In the big scheme of things, not buying that unaffordable couch was a small step on the path of self-denial that will make me stronger when it comes time for the bigger stuff like not divorcing my husband because his mother won’t stop dropping in unannounced during nap time and telling me how tired I look.

It was quite literally an exercise in denying myself comfort and it’s out of those small deaths to self that contentment can take root and start to grow.

Finally coming to terms with reality, I gave up trying to work a financial miracle and we headed toward the exit.  There we came upon an outdoor couch with cushions in the show-space near the door to the parking garage. The cushions were in our range of affordability.  My husband looked at the measurements of the cushions.

“These cushions are the perfect size for our couch,” he said.

“And they’ll be soft for my parents to sit on,” I said, meeting his look.

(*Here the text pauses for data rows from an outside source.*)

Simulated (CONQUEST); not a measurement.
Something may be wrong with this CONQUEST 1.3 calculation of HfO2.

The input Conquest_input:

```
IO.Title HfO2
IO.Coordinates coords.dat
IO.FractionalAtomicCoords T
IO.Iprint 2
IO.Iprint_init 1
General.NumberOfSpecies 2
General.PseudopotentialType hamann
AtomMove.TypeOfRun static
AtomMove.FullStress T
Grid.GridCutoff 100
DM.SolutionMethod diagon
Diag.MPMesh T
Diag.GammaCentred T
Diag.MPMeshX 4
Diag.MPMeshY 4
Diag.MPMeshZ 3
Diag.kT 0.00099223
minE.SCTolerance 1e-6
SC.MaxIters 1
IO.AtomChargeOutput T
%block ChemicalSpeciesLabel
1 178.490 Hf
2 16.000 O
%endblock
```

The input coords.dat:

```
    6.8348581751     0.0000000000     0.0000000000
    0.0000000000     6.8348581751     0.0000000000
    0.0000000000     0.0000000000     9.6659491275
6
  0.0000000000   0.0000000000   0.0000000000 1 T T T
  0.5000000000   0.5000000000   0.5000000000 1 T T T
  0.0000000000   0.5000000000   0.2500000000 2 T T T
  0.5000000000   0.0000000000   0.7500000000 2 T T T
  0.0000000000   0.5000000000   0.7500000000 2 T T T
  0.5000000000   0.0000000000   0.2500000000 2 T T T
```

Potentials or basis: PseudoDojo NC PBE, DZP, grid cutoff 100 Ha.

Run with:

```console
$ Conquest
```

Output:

We went back in and bought the cushions.

Back home, the cushions on the bench, the children jumping all over the couch, bubbling over with excitement like we’d just put a moon bounce into the living room, it all worked.  Thinking about it, we now have three kids that hadn’t known anything other than the park bench. That’s what they thought a couch was. It didn’t bother or embarass them. Children are so good at just delighting in what is there.  I’m thankful God sent them as little lanterns to light the path He has paved for us.

I am truly fine with it.  This is our life right now.  We have a big family, a tight budget and a park bench for a couch.  A park bench with cushions.